Three Building Blocks, One Goal
Baby Monitor Timmy is built on three proven technologies: Flutter for the app, WebRTC for real-time communication, and Firebase for coordination. Together, they form an architecture that puts security, privacy, and reliability front and center. In this article, we explain how the individual pieces work together — clearly and without jargon.
WebRTC: Direct Connection, Encrypted by Default
WebRTC (Web Real-Time Communication) is the technology that transmits audio and video between the baby and parent devices. What makes it special: data flows directly between the two devices — peer-to-peer, with no detour through a server.
Every WebRTC connection is encrypted by default with DTLS-SRTP. This means: even if someone were to intercept the network traffic, they could not decrypt the audio and video data. This encryption is not an optional feature — it's built into the protocol and cannot be disabled.
No server listens in. No server stores anything. The connection belongs to you.
Signaling via Firebase Firestore
Before two devices can communicate directly, they need to find each other and coordinate the connection setup. This process is called signaling. Timmy uses Firebase Firestore — a cloud database by Google — for this purpose.
Only technical connection data is exchanged:
- SDP offers and answers: Describe the capabilities of the devices (supported codecs, resolutions, etc.).

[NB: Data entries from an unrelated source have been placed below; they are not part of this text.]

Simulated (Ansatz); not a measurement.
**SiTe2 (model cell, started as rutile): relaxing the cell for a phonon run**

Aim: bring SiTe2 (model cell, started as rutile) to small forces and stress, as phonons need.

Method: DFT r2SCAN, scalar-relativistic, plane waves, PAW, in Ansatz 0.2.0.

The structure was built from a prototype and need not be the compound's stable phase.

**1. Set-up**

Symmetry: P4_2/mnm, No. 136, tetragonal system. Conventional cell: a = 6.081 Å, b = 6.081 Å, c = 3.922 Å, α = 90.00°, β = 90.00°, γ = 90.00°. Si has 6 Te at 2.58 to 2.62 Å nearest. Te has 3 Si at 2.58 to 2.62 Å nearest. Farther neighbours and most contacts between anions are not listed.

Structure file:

- ICE candidates: Possible network paths through which the devices can reach each other.
No audio data, no video data, no personal information ever touches the Firebase servers. Firestore is simply the postman delivering the connection information — it never reads the letter itself.
TURN Servers: When the Direct Path Doesn't Work
In some networks (e.g., behind strict firewalls or with certain mobile carriers), a direct connection cannot be established. For these cases, TURN servers (Traversal Using Relays around NAT) come into play.
Timmy uses a local TURN server first and Cloudflare as fallback when the local relay is unavailable or overloaded. The selected TURN server relays the encrypted traffic — but cannot decrypt it. It only sees encrypted packets and has no way of knowing whether they contain audio, video, or other data. WebRTC's end-to-end encryption remains fully intact.
The credentials for the TURN server are generated via a Firebase Cloud Function and are only valid for 24 hours. This ensures that no permanent credentials are in circulation.
Nearby Connections: Devices Find Each Other Automatically
For the baby and parent devices to connect, they first need to "discover" each other. Timmy uses Nearby Connections — a technology by Google that automatically detects nearby devices via Bluetooth and WiFi.
Pairing works without manual code entry: the devices discover each other and exchange connection information automatically. As a fallback, there's a 4-character code that can be entered manually — in case automatic discovery isn't possible. The pairing code never leaves the device — only a cryptographic hash (SHA-256) is used as a document identifier in Firestore. See the security guide for details.
Anonymous Authentication
Timmy uses Firebase Anonymous Authentication. On first launch, each device receives a temporary, anonymous ID. No account is created, no email address is requested, no password is stored. This ID serves solely to enforce the Firestore security rules — only authenticated devices can read and write session data.
The Architecture: Who Sends, Who Receives
Timmy has two modes:
- Baby Mode (sender): The device captures audio via the microphone and sends it to the parent device via WebRTC. Optionally, the camera can be activated — video is then also transmitted directly.
- Parent Mode (receiver): The device receives audio and video, displays the camera stream, and offers a push-to-talk function to send short voice messages to the baby device.
For controls (push-to-talk, camera on/off), a DataChannel is used — another WebRTC channel that transmits small messages directly between devices, also encrypted.
Why Flutter?
Flutter is Google's framework for cross-platform app development. With a single codebase, an app can be built for both Android and iOS. Timmy starts on Android — the iOS version will follow in Phase 3. Thanks to Flutter, the code doesn't need to be written twice. This means fewer bugs, faster updates, and a consistent user experience across both platforms.
Summary
Every technical decision at Timmy was made with one goal: as little data as possible, as much security as necessary. WebRTC encrypts the communication, Firebase only coordinates the connection setup, TURN servers see only encrypted packets, and Nearby Connections make pairing simple and secure.
Technology shouldn't be complicated — it should just work while respecting your privacy. That's exactly what Timmy does.